U.S., Japan secretly agreed on nuclear storage on Ogasawara

WASHINGTON, Aug. 1 Kyodo - On the occasion of the 1968 reversion of the Ogasawara Islands, Japan and the United States secretly agreed that Tokyo would tacitly approve the storage of nuclear weapons on the islands by the U.S. military in an emergency, two declassified U.S. government documents showed Tuesday.

The two records -- a secret telegram dated March 21, 1968, sent to then U.S. Secretary of State Dean Rusk from then U.S. Ambassador to Japan Alexis Johnson and a confidential memorandum at the Department of Army dated Aug. 26 that year -- indicate the two sides' secret approval on the issue.
The documents were housed at the National Archive in Washington and the Lyndon Johnson Library in Austin, Texas.

In the telegram, Johnson stated that the Japanese and U.S. governments concluded negotiations on the text for oral statements to be exchanged between then Japanese Foreign Minister Takeo Miki and him ''on a contingency requiring nuclear storage'' in the Ogasawara Islands, south of Tokyo.

Johnson said that in the event of a contingency requiring the use of the Ogasawara Islands for nuclear weapon storage, the U.S. would raise the matter with Japan while expecting a ''favorable reaction'' from Tokyo since such a request would not be made unless vital security interests in the area were under threat.

Miki responded by saying that major changes in the equipment of U.S. forces in Japan are the subject of prior consultation between the two governments under the 1960 Japan-U.S. security treaty and that ''under the circumstances you (Johnson) cite the government of Japan will enter into such consultation.''

The islands were returned to Japan from U.S. occupation in June 1968, after the two countries signed an accord in April of that year.

Even though documents confirming actual oral statements made by the two governments in signing the accord for the Ogasawara reversion are still classified, the confidential memorandum titled ''Nuclear Weapons on Okinawa'' outlined the two countries' secret agreement on nuclear storage.

''We said in a classified exchange that we expected that the Japanese would understand if we had to use the Bonins (Ogasawara Islands) for nuclear operations in a crisis. The Japanese acknowledged that position -- which saved them from having to 'agree,''' the memorandum said.

A former senior official at the State Department who engaged in talks on the Ogasawara reversion also admitted that the two countries discussed possible nuclear storage on the islands, saying an approval must have orally been made following the text shown in the telegram.

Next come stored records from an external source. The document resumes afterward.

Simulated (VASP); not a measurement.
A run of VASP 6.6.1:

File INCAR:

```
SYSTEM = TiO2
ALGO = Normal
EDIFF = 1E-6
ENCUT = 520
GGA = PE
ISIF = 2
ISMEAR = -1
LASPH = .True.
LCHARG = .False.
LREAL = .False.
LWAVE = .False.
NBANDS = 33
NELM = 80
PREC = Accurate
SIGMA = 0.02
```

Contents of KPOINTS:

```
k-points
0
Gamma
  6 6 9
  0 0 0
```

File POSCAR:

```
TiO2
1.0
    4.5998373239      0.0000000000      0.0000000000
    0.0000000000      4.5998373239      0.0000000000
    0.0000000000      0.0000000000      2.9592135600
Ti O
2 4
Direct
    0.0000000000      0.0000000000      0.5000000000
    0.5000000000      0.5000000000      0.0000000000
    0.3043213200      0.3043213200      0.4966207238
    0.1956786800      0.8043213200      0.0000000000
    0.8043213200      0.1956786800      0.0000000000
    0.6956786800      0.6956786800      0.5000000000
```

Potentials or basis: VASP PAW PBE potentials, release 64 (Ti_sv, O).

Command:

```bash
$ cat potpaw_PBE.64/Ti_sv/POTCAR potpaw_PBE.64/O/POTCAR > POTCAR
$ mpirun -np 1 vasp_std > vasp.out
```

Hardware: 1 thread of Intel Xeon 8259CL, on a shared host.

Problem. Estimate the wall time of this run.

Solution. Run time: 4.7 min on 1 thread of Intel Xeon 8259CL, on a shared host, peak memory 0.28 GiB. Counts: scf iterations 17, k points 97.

The memorandum also referred to the U.S. government's moves to let Japan allow nuclear storage in Okinawa during crises after the island's reversion in line with the secret accord struck over the Ogasawara Islands, as it said a proposed scenario on Okinawa is ''similar to what was worked out for the Bonins.''

Okinawa was reverted to Japan in 1972. It has been revealed that Japan and the U.S. secretly agreed on the introduction of nuclear weapons in Okinawa in case of grave emergencies.

In 1971, the Japanese Diet passed a resolution on three nonnuclear principles of not producing, possessing or introducing nuclear weapons, which also ban nuclear storage even in the event of contingency.